The whole ball of wax … and then some

12 Jul

Presidents! Lots of them!

How many boyfriends would spend a Saturday night taking pictures of their girlfriend standing next to life-size wax figures of all 44 presidents? At least one! God bless him.

I geek out on presidents and so when I found out about the new exhibit at Madame Tussauds featuring a figure of every single one, I knew I had to go. I got a Groupon, got busy, and it eventually expired. I called and asked if it could be extended to which the cheery sounding English chap replied, “Absolutely not!” But lucky for me I buy a large cheese pizza for $5.99 every Monday evening for dinner from Jerry’s Subs & Pizza, because it was there that I saw a buy-one-get-one free coupon, and my mission was back on.

Madame Tussauds is at the corner of 10th and F Street in Northwest—just a pleasant skip from Metro Center. It’s open 365 days a year from 10 a.m. to 6 p.m. Sunday through Friday and 10 a.m. to 8 p.m. on Saturdays.

Previous to hearing about the presidents exhibit, I had been a little weirded out by the wax museum, but it turns out there’s nothing to be afraid of. Madame Tussauds is, in fact, a very well done museum. I will say that some of the figures are better than others. Several of the female figures in particular seemed to be not quite right. But overall, they looked pretty darn accurate to me.
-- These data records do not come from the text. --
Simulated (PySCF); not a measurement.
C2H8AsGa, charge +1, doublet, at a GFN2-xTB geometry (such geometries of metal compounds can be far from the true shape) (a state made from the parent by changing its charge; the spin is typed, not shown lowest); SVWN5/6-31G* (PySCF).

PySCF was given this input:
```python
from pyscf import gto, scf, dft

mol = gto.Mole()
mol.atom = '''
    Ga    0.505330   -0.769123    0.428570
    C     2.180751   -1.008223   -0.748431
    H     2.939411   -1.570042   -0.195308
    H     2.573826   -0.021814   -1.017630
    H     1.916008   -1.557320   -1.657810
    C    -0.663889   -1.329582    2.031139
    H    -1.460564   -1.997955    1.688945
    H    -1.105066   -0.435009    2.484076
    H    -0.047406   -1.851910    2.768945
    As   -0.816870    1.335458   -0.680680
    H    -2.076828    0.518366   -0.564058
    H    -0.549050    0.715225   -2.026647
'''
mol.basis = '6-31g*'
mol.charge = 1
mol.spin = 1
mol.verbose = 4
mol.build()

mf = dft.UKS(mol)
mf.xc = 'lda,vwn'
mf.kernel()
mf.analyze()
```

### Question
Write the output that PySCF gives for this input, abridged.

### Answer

A wax version of Britney Spears doing her thang.

If you’re going to go, you really need to cheese it up, or else you shouldn’t have bothered because that’s the whole point. If you don’t have at least five silly photos of yourself interacting with the wax people by the time you leave, then I’d deem your visit a failure. And make sure you watch the short video about how they make the figures—it’s interesting.

I was pleasantly surprised by the reasonable crowd. I can get overwhelmed, but I found the number of people manageable. What was weird though was that it always seemed like there were more people in the room than there actually were. That sounds dumb, but it really is a strange feeling when you’re there.

Tickets cost TWENTY-ONE DOLLARS. I know, pricey. But you really don’t need to ever pay full price. Besides the Jerry’s deal, you can get 15% off by booking online and Goldstar.com currently has tickets for $10 if you buy them at least one day in advance.

There were plenty of other figures besides the presidents but, to be honest, they didn’t interest me much. Though I have to admit, seeing George Clooney did put my heart a bit aflutter.

Off the Tourist Track: Science Museum

8 Jul

In summer the area’s popular museums swell with people to the point where virtually all enjoyment is lost. You shuffle along, waiting to take a peek at an exhibit before being elbowed out of the way by tourists wearing matching tie-dye T-shirts. But you don’t have to forgo museums until February, you just need to look beyond the Smithsonian.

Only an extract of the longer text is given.